I think that you are slightly mishandling the law of conservation of expected evidence by making something non-binary into a binary question.
Say, for example that the the AI could be in one of 3 states: (1) completely honest, (2) partly effective at deception, or (3) very adept at deception. If we see no signs of deception then it rules out option (2). It is easy to see how ruling out option (2) might increase our probability weight on either/both options (1) and (3).
[Interestingly enough in the linked “law of conservation of expected evidence” there is something I think is an analogous example to do with Japanese internment camps.]
Thinking we’ve seen deception is an event in the probability space, and so is its negation. These two events partition the space. Binary event partition. You’re talking about three hypotheses. So, I don’t see how this answers localdeity’s point. This indeed runs afoul of conservation of expected evidence. (And I just made up some numbers and checked the posterior, and it indeed followed localdeity’s point.)

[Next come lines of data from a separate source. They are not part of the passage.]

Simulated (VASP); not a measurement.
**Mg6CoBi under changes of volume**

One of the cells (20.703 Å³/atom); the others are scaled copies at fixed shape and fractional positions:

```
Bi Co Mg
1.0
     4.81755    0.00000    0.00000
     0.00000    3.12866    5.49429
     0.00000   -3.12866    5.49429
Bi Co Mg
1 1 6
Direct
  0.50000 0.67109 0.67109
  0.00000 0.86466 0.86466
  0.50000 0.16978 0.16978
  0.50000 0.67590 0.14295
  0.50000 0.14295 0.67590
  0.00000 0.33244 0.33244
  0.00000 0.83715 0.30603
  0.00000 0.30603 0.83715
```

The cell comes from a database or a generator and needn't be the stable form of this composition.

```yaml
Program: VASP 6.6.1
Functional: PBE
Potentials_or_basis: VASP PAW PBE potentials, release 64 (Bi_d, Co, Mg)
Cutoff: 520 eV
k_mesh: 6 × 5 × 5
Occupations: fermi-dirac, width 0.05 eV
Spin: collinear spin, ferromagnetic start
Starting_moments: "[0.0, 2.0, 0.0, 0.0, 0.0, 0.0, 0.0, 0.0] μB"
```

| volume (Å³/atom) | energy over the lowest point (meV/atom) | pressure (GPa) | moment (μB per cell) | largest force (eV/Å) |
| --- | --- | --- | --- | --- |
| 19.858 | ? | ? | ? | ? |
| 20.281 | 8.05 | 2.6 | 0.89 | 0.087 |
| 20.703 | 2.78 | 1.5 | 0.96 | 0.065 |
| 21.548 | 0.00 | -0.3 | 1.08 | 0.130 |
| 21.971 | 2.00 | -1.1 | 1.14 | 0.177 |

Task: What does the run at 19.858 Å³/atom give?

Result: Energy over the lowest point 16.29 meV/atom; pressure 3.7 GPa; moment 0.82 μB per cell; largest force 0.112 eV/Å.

If not, can you give me a prior probability distribution on the three hypotheses, the probabilities they assign to the event “I don’t think I saw deception”, and then show that the posterior increases whether or not that event happens, or its complement?
Toy example. Their are 3 possible AI’s. For simplicity assume a prior where each has a 1/3rd chance of existing. (1) The one that is honest, (2) the one that will try and deceive you but be detected, and (3) the one that will deceive, but do so well enough to not be detected.
We either detect deception or we do not (I agree this is binary). In the event we detect deception we can rule out options (1) and (3), and thus update to believing we have AI number (2) (with probability 1). In the event we do not detect deception we rule out option (2), and thus (if the evidence was perfect) we would update to a 50⁄50 distribution over options (1) and (3) - so that the probability we assign to option (3) has increased from 1⁄3 to 1⁄2.
State: probabilities over (1), (2), (3)
Before test: 1⁄3, 1⁄3, 1⁄3
If test reveals deception: 0, 1, 0
If no deception detected: 1⁄2, 0, 1⁄2
I agree that the opening sentence that localdiety quotes above, taken alone, is highly suspect. It does fall foul of the rule, as it does not draw a distinction between options (2) and (3) - both are labelled “deceptive”*. However, in its wider context the article is, I think, making a point like the one outlined in my toy example. The fact that seeing no deception narrows us down to options (1) and (3) is the context for the discussion about priors and scaling-laws and so on in the rest of the original post. (See the two options under “There are at least two ways to interpret this:” in the main post—those two ways are options (1) and (3)).
* clumping the two “deceptive” ones together the conservation holds fine. The probability of having either (2) or (3) was initially 2⁄3. After the test it is either 1 or 1⁄2 depending on the outcome of the test. The test has a 1⁄3 chance of gaining us a 1/3rd certainty of deception, and it has a 2⁄3 chance of loosing us a 1⁄6 certainty of deception. So the conservation works out, if you look at it in the binary way. But I think the context for the post is that what we really care about is whether we have option (3) or not, and the lack of deception detected (in the simplistic view) increases the odds of (3).
Related: you can have different beliefs about AI’s of different scales. Seeing that deception capabilities increase with scale should make you suspicious of larger models even if you see that the larger models are worse at deceptive capabilities. Whereas it would be more reasonable to take “lack of deceptive capabilities” at face value in large models if you saw the same in models of all smaller sizes (the way that falls through is if deceptive capabilities develop discontinuously, so that there’s a jump from nothing to fully capable of fooling you).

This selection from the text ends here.